A Soviet view
Tragedies always cause an outburst of emotion. A civilian plane is shot down. People die, many people. Words of condolence seem poor, inexpressive, in the face of so terrible a catastrophe.
Yet we live in a world immersed in politics, a world where it is impossible to let emotion bury reason, to subordinate logic to our feelings.
We cannot revive those who passed on. Yet the memory of innocent victims demands that those who live, first, analyze the facts of this tragic event. Second, our judgments must not be based on emotion, but on logically inescapable conclusions of an analysis of facts.
I will start with the facts:
1. The South Korean plane penetrates Soviet air space by up to 300 miles, twice overflying closed security areas (Sakhalin and Kamchatka).
2. For over two hours the Boeing's crew does not reply to warning signals from Soviet pilots.
3. US and Japanese ground staff, particularly military ground staff, keep track not only of the ''lost'' plane but of its interceptors, yet do not warn the plane it is in a dangerous situation.

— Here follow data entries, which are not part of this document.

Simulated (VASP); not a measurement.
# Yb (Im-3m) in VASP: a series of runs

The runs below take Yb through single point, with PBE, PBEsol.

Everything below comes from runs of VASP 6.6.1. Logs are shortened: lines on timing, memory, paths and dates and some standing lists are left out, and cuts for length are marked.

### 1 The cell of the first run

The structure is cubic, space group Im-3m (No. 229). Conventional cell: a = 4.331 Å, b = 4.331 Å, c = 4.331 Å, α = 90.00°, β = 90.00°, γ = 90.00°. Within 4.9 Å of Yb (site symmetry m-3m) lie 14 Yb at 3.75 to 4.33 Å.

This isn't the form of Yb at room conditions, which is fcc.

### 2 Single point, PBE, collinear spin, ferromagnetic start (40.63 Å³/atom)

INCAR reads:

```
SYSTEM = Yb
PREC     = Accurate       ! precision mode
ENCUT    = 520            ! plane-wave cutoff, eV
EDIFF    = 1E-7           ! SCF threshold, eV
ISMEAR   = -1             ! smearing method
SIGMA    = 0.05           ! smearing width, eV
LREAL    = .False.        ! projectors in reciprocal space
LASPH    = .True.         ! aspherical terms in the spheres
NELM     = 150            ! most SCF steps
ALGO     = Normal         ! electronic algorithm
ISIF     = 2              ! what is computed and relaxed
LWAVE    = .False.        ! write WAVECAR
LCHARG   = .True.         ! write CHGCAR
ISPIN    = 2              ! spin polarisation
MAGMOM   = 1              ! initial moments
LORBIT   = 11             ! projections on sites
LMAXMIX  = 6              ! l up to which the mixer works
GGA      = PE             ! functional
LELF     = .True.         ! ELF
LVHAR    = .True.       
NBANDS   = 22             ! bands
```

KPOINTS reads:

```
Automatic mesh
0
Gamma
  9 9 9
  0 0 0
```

Now, I would like to suggest the following task: Find the most likely hypothesis, the one most free of contradictions, to explain these facts.
The first that comes to mind is technical failure or crew error. But logically, it is impossible to imagine so great a chain of terrible blunders and failures as to explain the above-cited facts. This simplest of hypotheses fails: It is too unlikely.
One hears other, more exotic, ones: The crew wanted to save fuel and so ''cut'' its prescribed route. . . . A passenger was using a mini-calculator and somehow fouled the plane's computer. . . . Mysterious terrorists were trying to hijack the plane. . . . Or even that all was set up by the late Rep. Lawrence McDonald, ready to die ''to prove how terrible communists are.'' In principle, anything is possible that does not contradict the laws of physics. Yet none of these hypotheses, taken seriously, can explain all, I repeat all, of the facts. . . .
Hypothesis: The crew intentionally, for reasons having nothing to do with the conveyance of passengers, changed course. . . . I know Americans will find it unpleasant to read this. They do not want to believe anyone is capable of risking the lives of innocent passengers to satisfy ''curiosity'' about our airspace. But logic dictates that conclusion. I am ready to accept another, but none has convincingly been offered.
Still, if the Soviet pilots had known they were dealing with a civilian jet with passengers aboard, I am sure events would have gone differently. The pilots could not know this. The plane did not make radio contact or answer internationally accepted signals. You may say: But the plane bears identification marks. But these can be seen in daylight. It is virtually impossible to see them at night. It could not occur to our pilots or land-based anti-air defense that this stubbornly silent plane - overflying Kamchatka and Sakhalin, barred to civilian craft - was on a routine flight. . . .
The pilots could not have doubted they were facing a US spy plane - whether a ''normal'' RC135, or a specially equipped Boeing 747. This is the tragic chain of events that led to catastrophe.